/Isolation_Forest

Implementation of iForest Algorithm for Anomaly Detection from scratch

Primary LanguagePython

Isolation Forest

Implementation of iForest Algorithm for Anomaly Detection based on original paper by Fei Tony Liu, Kai Ming Ting and Zhi-Hua Zhou.

How iForest Work

The idea behind Isolation Forest algorithm is that anomalies are "few and different" and, therefore, more susceptible to isolation. The forest is based on decision trees of sub-sampled data. However, the decision split in an Isolation Tree is made by randomly selecting a feature and then randomly selecting a split value as opposed to minimizing MSE as in Decision Tree.

In the chart above, you can see that to isolate the normal point xi it takes twelve random partitions, whereas it requires only four partitions to isolate an anomaly x0

We calculate path length for each point x which is measured by the number of edges from the root node to the external node with point x. The random partitioning has a noticeable shorter path length for anomalies, thus when the forest of random trees has shorter path lengths for some points, then they are likely to be anomalous. The path length across all trees varies, therefore we calculate anomaly score to aggregate the lengths for a single point x. Anomaly score is bounded between 0 and 1. The higher the score, the most likely the point is anomalous.

Limitations and Improvements

One of the known weaknesses of the original isolation forest algorithm is that it can't handle noisy data with many features. To tackle this, I wrote an improved version of the algorithm that chooses better features and better splits when creating the trees.

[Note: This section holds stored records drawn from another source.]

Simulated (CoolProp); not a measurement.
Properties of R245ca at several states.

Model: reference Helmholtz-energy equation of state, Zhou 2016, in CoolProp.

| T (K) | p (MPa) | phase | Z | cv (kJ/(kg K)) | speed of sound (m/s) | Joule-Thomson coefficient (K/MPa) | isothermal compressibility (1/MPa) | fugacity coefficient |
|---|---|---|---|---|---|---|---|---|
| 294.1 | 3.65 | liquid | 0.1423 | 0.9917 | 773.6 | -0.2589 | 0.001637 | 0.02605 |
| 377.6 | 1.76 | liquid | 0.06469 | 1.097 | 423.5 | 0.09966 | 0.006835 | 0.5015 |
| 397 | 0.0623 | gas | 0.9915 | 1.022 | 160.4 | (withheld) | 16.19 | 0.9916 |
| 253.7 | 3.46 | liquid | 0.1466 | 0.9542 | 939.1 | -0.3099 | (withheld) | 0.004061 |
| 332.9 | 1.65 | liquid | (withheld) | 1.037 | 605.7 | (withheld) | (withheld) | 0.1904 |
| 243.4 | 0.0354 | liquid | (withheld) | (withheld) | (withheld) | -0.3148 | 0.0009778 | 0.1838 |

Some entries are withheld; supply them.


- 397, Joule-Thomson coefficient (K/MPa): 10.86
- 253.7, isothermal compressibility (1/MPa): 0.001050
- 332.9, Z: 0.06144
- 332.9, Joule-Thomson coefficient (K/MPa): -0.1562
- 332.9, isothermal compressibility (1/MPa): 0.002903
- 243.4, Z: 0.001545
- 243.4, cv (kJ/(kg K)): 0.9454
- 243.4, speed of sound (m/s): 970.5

I narrow my features to "good" features. I base my decision on the assumption that if there are outliers (anomalies) in the data, then the best feature to detect them would likely be not normally distributed. We know that, the median and the mean in a Gaussian distribution are equal. Thus, for all feature, I am calculating normalized difference between median and mean, and define a "good" feature as the one with the difference above a threshold. I choose threshold as an average of all differences between median and mean. My approach successfully eliminates noisy features.

Another improvement I implemented is how I choose the spit point. Rather than randomly choosing, I am searching for the "best split" in a while loop by selecting a feature from "good" features and a split value between min and max. The best split is the one with the smallest left or right partition, meaning with the most isolation.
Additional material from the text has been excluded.